The Moment I Realized I Was Listening to the Wrong People
For a long time, I assumed I was listening to the right people. Consultants are trained to engage leadership. Still, a pattern started to bother me. The people most affected by decisions often had the least influence in the room. The loudest voices shaped strategy by default.
Sheryl Foster
3/10/20265 min read


For a long time, I assumed I was listening to the right people. Consultants are trained to engage leadership. We brief executives, facilitate boards, gather input from senior teams, and turn those perspectives into strategy.
On paper, that approach makes sense. Leaders hold authority. They control resources and make decisions. If you want an organization to move, you work with the people in charge.
Still, a pattern started to bother me. The people most affected by decisions often had the least influence in the room. The loudest voices shaped strategy by default.
This occurrence has been documented for years. People with lower status speak less in decision-making settings, even when they know the work best. When they do speak, their input carries less weight (Morrison, 2014).
The realization came slowly. Not one dramatic moment, more like a series of small observations that added up.
In one strategic planning session, frontline staff spoke for a few minutes near the start of the meeting. Then they spent the rest of the day listening to interpretations of their work from people several layers removed. Their comments were acknowledged politely and folded into summaries that sounded tidier than the reality they had just described.
That pattern is common. In The Wisdom of Crowds, James Surowiecki notes that the people closest to a problem often hold the most practical knowledge about how a system actually works.
I saw the same thing in community conversations. Participants described barriers in plain language, such as communication gaps, paperwork hurdles, and policies that made sense on paper but failed in practice.
Those details rarely appeared once the discussion moved into boardrooms. By the time the issue reached the strategy level, the language had shifted. The lived experience that made the problem visible had been filtered out.
Leadership meetings often followed a similar script. The conversation revolved around what felt “realistic,” usually defined by budgets, timelines, or habits. Meanwhile, the people doing the work had already found ways around those constraints.
Occasionally, planning processes include focus groups with frontline staff or surveys. Their insights are gathered, then quietly sidelined when the strategy takes shape. The voices closest to the consequences became background input instead of evidence.
No one was acting in bad faith. The imbalance was subtler than that. Airtime and authority were doing their usual work.
Most organizations say they want input from across the system. Many mean it. But when the moment arrives to define the problem or choose a direction, influence concentrates around the people who already have it.

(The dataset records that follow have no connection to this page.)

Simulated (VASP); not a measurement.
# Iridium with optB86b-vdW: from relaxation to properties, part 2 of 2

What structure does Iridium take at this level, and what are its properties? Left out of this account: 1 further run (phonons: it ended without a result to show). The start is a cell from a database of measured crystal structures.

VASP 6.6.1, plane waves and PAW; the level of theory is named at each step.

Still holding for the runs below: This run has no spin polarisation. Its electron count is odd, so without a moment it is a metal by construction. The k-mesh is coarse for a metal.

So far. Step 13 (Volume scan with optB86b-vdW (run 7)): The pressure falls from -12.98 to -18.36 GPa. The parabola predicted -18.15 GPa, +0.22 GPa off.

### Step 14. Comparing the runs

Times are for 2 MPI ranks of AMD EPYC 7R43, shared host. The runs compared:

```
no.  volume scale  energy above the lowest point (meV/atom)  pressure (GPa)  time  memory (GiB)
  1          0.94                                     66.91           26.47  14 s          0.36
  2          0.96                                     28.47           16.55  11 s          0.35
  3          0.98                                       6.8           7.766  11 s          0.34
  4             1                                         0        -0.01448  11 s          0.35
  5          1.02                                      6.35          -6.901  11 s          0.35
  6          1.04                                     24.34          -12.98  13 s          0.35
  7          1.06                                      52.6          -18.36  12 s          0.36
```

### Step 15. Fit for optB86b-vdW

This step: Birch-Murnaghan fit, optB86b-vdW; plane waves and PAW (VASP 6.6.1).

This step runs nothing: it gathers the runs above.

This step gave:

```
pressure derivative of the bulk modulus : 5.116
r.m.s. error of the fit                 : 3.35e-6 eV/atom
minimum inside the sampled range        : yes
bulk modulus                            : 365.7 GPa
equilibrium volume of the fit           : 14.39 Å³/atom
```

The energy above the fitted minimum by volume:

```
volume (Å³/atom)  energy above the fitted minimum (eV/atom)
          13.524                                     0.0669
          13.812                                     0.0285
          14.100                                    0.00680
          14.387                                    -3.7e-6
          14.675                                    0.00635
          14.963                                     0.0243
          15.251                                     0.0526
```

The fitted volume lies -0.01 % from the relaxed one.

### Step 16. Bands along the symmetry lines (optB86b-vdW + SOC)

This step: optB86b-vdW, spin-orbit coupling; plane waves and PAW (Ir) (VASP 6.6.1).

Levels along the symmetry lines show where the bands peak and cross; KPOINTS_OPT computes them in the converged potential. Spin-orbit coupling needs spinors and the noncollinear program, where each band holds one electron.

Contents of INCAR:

Strategy ends up shaped by those with the most influence, confidence, and positional authority. Scholars have pointed out that strategies developed at the top often overlook practical knowledge from people closest to the work (Scott, 1998).
Hierarchy explains part of this phenomenon. Higher status participants receive more airtime and exert more influence over decisions, even when others hold better information (Anderson & Brown, 2010). Over time, authority and voice start reinforcing each other.
At first, I assumed this situation could be resolved through more effective facilitation. Maybe meetings needed a better structure. Maybe quieter voices just needed encouragement. Sometimes that helps. But the issue runs deeper than meeting technique.
It comes down to power. Who defines the organization’s problems. Who decides what counts as data. Who draws the line between realistic and unrealistic.
Once those definitions are set, the rest of the conversation tends to follow. Research on power and voice shows that people with formal authority often frame the problem and shape what counts as legitimate evidence in the discussion (Magee & Galinsky, 2008).
Consultants are not immune. In fact, the system often rewards us for reinforcing the pattern. Leadership signs the contract, and leadership evaluates the work. When a project runs smoothly, it usually means leadership felt heard. The people living with the consequences rarely complete the evaluation form.
None of this means leaders should step aside. Organizations need leadership alignment to function. But noticing the imbalance changed how I approach the work.
Now I pay attention to how conversations unfold. Who speaks early and who waits. Whose comments redirect the discussion and whose remarks earn a polite nod and then disappear.
I also ask different questions. Not just “What do leaders think the problem is?” but “Who deals with this problem every day?” Furthermore, the question “What strategy seems reasonable at the executive level?” can be enhanced by, “What happens to the people who have to implement it?” Sometimes the answers line up. Often they do not.
That shift changed how I design projects. Data collection now goes beyond leadership interviews. Conversations with frontline staff carry more weight. Community perspectives appear early instead of as a courtesy step at the end.
I also watch airtime. If the people who will experience the least disruption dominate the strategy discussion, the analysis probably is not finished.
Most of the time, restructuring the process can help integrate a 360-degree view of the organization. In many planning processes, leadership defines the problem first, and staff input arrives later. By then, the frame is already set. The discussion changes when the sequence is reversed. When planning begins with implementation insight, leaders begin with a clearer view of operational reality.
Ethan S. Bernstein (2014) found that employees often change their behavior when they know leadership is watching closely, which can hide the operational problems leaders need to see.
Participation also shifts when people feel safe to speak. Amy Edmondson’s (1999) work on psychological safety shows that small structural adjustments can increase participation from lower-status members of a group.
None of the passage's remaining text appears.